The story continued to unfold when the students issued statements about what happened and longer videos shown online revealed that another group at the Lincoln Memorial that afternoon included members of the Black Hebrew Israelites, who with Phillips and others were attending an Indigenous People’s March.

Covington Catholic principal Bob Rowe opened the assembly with a prayer and introduced Bishop Foys, who said: “these last four days have been a living hell for many of you, for your parents, for your relatives, for your friends and it certainly has been for me.” He also said they are “under all kinds of pressure from a lot of different people, for a lot of different reasons.”

The March for Life had been an impressive event, the bishop said, especially a Mass celebrated at St. Dominic Church in Washington, D.C, prior to the march. He told students when they marched, “they represented what was best about the Church and what was best about the Diocese of Covington; that we were sending out our best to stand up for life.”

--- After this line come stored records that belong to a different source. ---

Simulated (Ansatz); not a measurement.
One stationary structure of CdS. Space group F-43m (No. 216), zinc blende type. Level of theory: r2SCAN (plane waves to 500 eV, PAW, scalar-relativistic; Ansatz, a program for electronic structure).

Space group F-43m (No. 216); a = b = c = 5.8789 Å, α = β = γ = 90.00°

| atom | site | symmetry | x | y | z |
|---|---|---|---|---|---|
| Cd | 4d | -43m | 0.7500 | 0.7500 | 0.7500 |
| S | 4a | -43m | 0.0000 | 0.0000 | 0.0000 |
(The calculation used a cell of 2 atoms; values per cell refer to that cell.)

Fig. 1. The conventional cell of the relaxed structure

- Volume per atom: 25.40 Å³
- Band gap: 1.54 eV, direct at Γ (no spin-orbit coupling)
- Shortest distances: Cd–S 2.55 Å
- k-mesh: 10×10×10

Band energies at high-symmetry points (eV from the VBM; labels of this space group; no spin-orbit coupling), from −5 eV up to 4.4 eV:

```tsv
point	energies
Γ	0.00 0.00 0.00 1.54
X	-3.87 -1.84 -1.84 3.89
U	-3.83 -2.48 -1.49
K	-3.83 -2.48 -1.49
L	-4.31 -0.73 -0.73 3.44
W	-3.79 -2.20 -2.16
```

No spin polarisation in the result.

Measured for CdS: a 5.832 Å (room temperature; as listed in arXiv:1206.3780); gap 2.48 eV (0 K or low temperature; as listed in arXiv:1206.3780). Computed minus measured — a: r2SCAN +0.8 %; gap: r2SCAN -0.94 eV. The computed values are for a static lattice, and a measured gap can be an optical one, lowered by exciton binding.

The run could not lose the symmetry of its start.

The following morning, Bishop Foys and diocesan staff members received calls and emails from news stations and people from all over the world commenting about the situation. By Jan. 20, Bishop Foys said the diocesan website was receiving more than 200,000 hits per hour and more than 10,000 emails per hour — which crashed servers. Staff phones rang persistently for days until voicemail boxes were full with calls from media or those who wished to comment on what happened.

“Soon, my brother bishops began to text me worrying about my welfare and yours,” Bishop Foys told the group. “People care about you. People love and care and are concerned about the Church and they are concerned about you.”

Bishop Foys described the investigation into what happened as a “no-win situation.”

“We are not going to win,” he continued. “No matter what we say, one way or another, there are going to be people who are going to argue about it, people who will try to get into people’s heads and say, ‘This is what he meant. This is what they meant when they were doing this and doing that.’”

“The best we can do is, first of all, to find out the truth, to find out what really went on, what really happened,” Bishop Foys said. “So we do have investigators who are here today — a third-party who are not associated with our diocese, not associated with me or with the school — who are working on this investigation to find out what happened.”

He said as Covington’s shepherd he has to present the facts not only the diocese but to the world.

“Not the facts that someone has imagined or the facts that someone thinks or facts that people might determine from seeing a video,” he explained. “I encourage all of you, especially the students who were there at the march, to cooperate with the investigators. This is with the permission of your parents.

Bishop Foys also said the investigation would take time in order to be thorough.

“Some people’s lives, as you know, have been affected for the rest of their lives and the honor of our school has been tainted. We have received, and probably you have received, horrible, vile e-mails. This brings out the worst in people,” he said.

He said he hoped the students learned that “perception can become reality.” He also encouraged then to stay off social media, at least until the situation is resolved.

“A person can be doing something that is absolutely innocent but if he gives the slightest hint, the slightest perception, that this is something wrong that is what people are going to remember, and then for them that becomes their reality,” he added.

He also addressed the initial joint diocesan and school statement about the incident and the criticism it received for being too strong.

“In my mind with what we saw and what we heard at the time, we had to say what we said and we meant it. If that behavior is genuine, then we have to condemn it. ” He added that a second statement was issued Jan. 22.

“Regardless of what you heard or what you’ve read or what you think, I am on your side. I want you to come out of this in a positive light,” he said.

In the updated diocesan statement, he asked people “to pray that we will arrive at the truth,” he said.

“The only way we can do that in an objective way is through a thorough and in-depth investigation. It is my hope and my prayer that, in the end, it will show exactly what happened and that we will be able to stand tall and proud,” Bishop Foys told the assembly.

“People will still criticize us one way or the other — people will believe it or not believe it — but at least we can say we’ve taken the time to talk to all the parties involved and to get all the footage we can that was taken that day and say: ‘Here, this is not what we think happened or what we would like to believe happened, but this is what in fact happened.’ If there was some wrongdoing, we have to own up to that, too.”